During the May 2013 assembly elections in Karnataka, the BJP-RSS even made love jehad an electoral issue, although that could not avert their defeat. But after the tremendous Lok Sabha show in UP, the BJP has to strike deeper roots in the state where it has mostly been out of power for two decades. Critical byelections take place in 12 seats on September 13 and it is no doubt useful to keep the pot boiling. Even if there’s a let-up after that, the reality now is that the social compact bet­ween minorities and other social groups in the state has been broken, a process that began after the riots in Muzaffarnagar, exactly a year ago.

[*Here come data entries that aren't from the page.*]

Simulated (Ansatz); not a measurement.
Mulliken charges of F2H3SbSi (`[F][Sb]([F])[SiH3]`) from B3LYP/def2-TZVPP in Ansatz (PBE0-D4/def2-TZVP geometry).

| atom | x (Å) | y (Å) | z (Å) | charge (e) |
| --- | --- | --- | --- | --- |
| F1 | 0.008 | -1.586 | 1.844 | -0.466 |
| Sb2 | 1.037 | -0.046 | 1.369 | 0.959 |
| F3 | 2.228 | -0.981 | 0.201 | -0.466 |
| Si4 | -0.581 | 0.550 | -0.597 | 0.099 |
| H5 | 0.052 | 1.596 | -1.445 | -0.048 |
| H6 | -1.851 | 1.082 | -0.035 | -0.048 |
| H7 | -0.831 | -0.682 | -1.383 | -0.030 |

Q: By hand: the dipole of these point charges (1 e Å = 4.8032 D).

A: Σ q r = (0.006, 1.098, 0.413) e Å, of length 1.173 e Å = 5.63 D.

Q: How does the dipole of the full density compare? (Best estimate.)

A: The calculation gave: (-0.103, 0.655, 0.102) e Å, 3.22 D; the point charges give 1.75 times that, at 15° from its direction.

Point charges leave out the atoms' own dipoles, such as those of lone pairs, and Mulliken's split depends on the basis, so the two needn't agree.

Still, people do live in the same towns and the chemistry of love and attraction cannot be circumscribed. Girls of one religion will continue to fall in love with boys from another and vice versa. But because the situation in UP is poised so delicately and the potential for trouble so great, here’s a suggestion for the Muslim community: clerics, prominent citizens and elders of the community should advocate a court marriage in the case of mixed couples. As it is, Muslim personal laws diminish women’s rights. If a girl from another community is to enter a Muslim home, a genuine effort should be made to have a more enlightened approach. In the small towns of UP, the community should organise, reflect and come up with a rational strategy. Clerics too must show that they can speak for something beyond defending regressive personal laws and feeding off the fears of a community.

Meanwhile, in the land of love jehad, I am still examining the family tree and calculating: how many men from the family got women from “that” side? How many women were lost to men from “their” side? My mathematics is poor but it looks like my family struck even—won some, lost some. But then, isn’t all fair in love and war?